Search code examples
assemblyx86-16emu8086

Variable offset from BP (emu8086 assembly)


A part of my compiler assignment includes translating a C program to 8086 assembly. Say I have the following in C:

int a[3];

The translated assembly code for this array declaration looks like this (assuming 0 initialization by default, and I have to use stack allocation for local variables):

MOV BP, SP
PUSH 0 ; [BP-2] refers to a[0]
PUSH 0 ; [BP-4] refers to a[1] 
PUSH 0 ; [BP-6] refers to a[2]

Say I have to translate the following C code to assembly:

a[2]=5;

The index gets calculated like this:

; offset from BP for a[idx] = offset for a[0] + idx * 2

MOV AX, 2 ; AX = idx
MOV BX, 2 ; multiplier
MUL BX    ; DX:AX = idx * 2 (*ignore DX for now*)
MOV BX, 2 ; AX = offset for a[0] = 2
ADD AX, BX; AX = 4 + 2 = 6
MOV [BP-AX], 5

The assignment specification guarantees index*2 will never exceed 16 bytes, so DX will always contain 0000H after multiplication.

The problem lies in the last line MOV [BP-AX], 5. AX cannot be subtracted from BP, but for this purpose I need to do exactly that. How do I get around this problem?


Solution

  • Your memory layout is backwards. Arrays should always be laid out in memory from low to high addresses, even when they are on the stack. So you should have

    a[0] at bp-6
    a[1] at bp-4
    a[2] at bp-2
    

    Thus your code should look more like:

    ;; compute the offset 4 in AX as you have already done
    MOV DI, AX
    MOV WORD PTR [BP-6+DI], 5
    

    So the base of the array is always at BP-6, and then indexing into it always involves addition, not subtraction. You can't use AX as an index register on the 16-bit 8086, but you can use SI or DI. (As ecm notes, you also need WORD PTR to tell the assembler to generate a two-byte store instruction, as opposed to one-byte.)

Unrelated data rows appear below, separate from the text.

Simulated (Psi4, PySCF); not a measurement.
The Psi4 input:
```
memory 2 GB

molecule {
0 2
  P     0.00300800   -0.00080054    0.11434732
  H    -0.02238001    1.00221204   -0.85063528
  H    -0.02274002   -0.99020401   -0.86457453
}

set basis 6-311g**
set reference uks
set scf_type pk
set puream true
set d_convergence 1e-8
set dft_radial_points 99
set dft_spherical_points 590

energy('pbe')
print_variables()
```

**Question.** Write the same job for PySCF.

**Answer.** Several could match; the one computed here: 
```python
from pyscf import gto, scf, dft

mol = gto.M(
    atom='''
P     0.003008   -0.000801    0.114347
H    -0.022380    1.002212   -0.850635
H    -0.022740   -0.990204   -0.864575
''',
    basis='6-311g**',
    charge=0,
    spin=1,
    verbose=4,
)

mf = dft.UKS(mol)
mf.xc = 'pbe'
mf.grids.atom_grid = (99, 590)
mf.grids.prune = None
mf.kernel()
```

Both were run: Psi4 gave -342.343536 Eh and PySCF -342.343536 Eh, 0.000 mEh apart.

    (You might be wondering why "subtraction" of a constant displacement is allowed in an effective address, while subtraction of an index register is not. Well, it technically isn't; the instruction can only encode addition of a 16-bit constant displacement. But the assembler takes care of this for you, encoding [BP-6+DI] as the addition of the constant -6. It's equivalent to [BP+(-6)+DI] or [BP+0FFFAh+DI].)

    You could make this more efficient by computing the offset in DI instead of AX in the first place, avoiding the extra MOV DI, AX. Also, if your compiler is able to figure out that sizeof(int) is the constant 2, then the multiplication by 2 should be done with SHL instead of MUL for efficiency. So it probably wants to look more like

    MOV DI, 2 ; or some code choosing index 2 at runtime
    SHL DI, 1 ; multiply by sizeof(int) which is 2
    MOV WORD PTR [BP-6+DI], 5
    

    Of course if the index 2 is really a constant, then you would ideally optimize the whole thing into MOV WORD PTR [BP-2], 5.


    More generally, if you can't do what you want in one instruction, just emit more instructions to do it in multiple steps. In some cases you might need to use additional registers.

    If you really did want to have your array backwards and achieve the effect you originally asked about, you could do, for instance:

    ; compute offset in AX as you have done
    MOV DI, AX
    NEG DI
    MOV WORD PTR [BP+DI], 5
    

    You could also compute the entire address separately in another register. BX, SI or DI would work. Note that they address the DS segment by default, whereas BP addresses the SS segment. So if you are in a code model where the stack and data segment are possibly different, you'll need a segment override.

    ; compute offset in AX as you have done
    MOV BX, BP
    SUB BX, AX
    MOV WORD PTR SS:[BX], 5